Last year alone 14 bulk carriers were lost, with 23 fatalities. The average age of the ships was more than 20 years. Structural failure remains a consistent and significant cause of loss, while the presence of heavy cargoes features in many of the losses. Intercargo, the representative body of the international dry-bulk shipping sector, is calling for unity in the shipping industry over the issue of bulk carrier safety. Intercargo is calling for an assessment of minimum shipbuilding standards, arguing that many standard bulk carrier designs have become too optimised.
Expressing Intercargo’s support for unified, minimum bulk carrier standards, its chairman, Frederick Tsao, says: ‘It is time that all parties in the maritime industry moved forward in harmony to achieve the ultimate goal, the elimination of bulk carrier casualties due to structural failure. If the occurrence of such tragic accidents is to be prevented, what we need is not confrontation but co-operation.’
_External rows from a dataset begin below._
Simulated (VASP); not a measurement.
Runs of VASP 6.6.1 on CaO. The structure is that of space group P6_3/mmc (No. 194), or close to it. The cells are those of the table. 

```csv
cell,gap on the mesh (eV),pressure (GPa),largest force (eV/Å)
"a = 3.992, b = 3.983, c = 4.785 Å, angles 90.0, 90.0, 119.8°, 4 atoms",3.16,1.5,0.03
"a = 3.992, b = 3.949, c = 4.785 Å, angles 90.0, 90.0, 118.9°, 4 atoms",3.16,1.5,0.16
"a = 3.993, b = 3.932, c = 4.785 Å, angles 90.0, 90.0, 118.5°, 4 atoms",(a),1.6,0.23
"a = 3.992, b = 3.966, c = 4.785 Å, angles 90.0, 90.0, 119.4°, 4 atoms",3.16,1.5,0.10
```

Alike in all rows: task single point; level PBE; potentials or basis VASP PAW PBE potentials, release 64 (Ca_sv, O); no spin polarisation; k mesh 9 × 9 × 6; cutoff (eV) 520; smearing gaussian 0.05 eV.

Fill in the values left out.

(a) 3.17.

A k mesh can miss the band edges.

‘As an industry, we are subject to a vicious circle of endless cost-cutting. A typical example is the way that cost pressure forces shipowners to press for lower shipbuilding prices. The shipyards respond by refining their safety margins, through exerting pressure on classification societies’.
Fierce competition between shipbuilding nations has led to individual shipyards looking to design factors to save costs when building bulk carriers. The issue has returned to the forefront less than two years after the IMO introduced regulations to eradicate the problems of bulk carrier safety.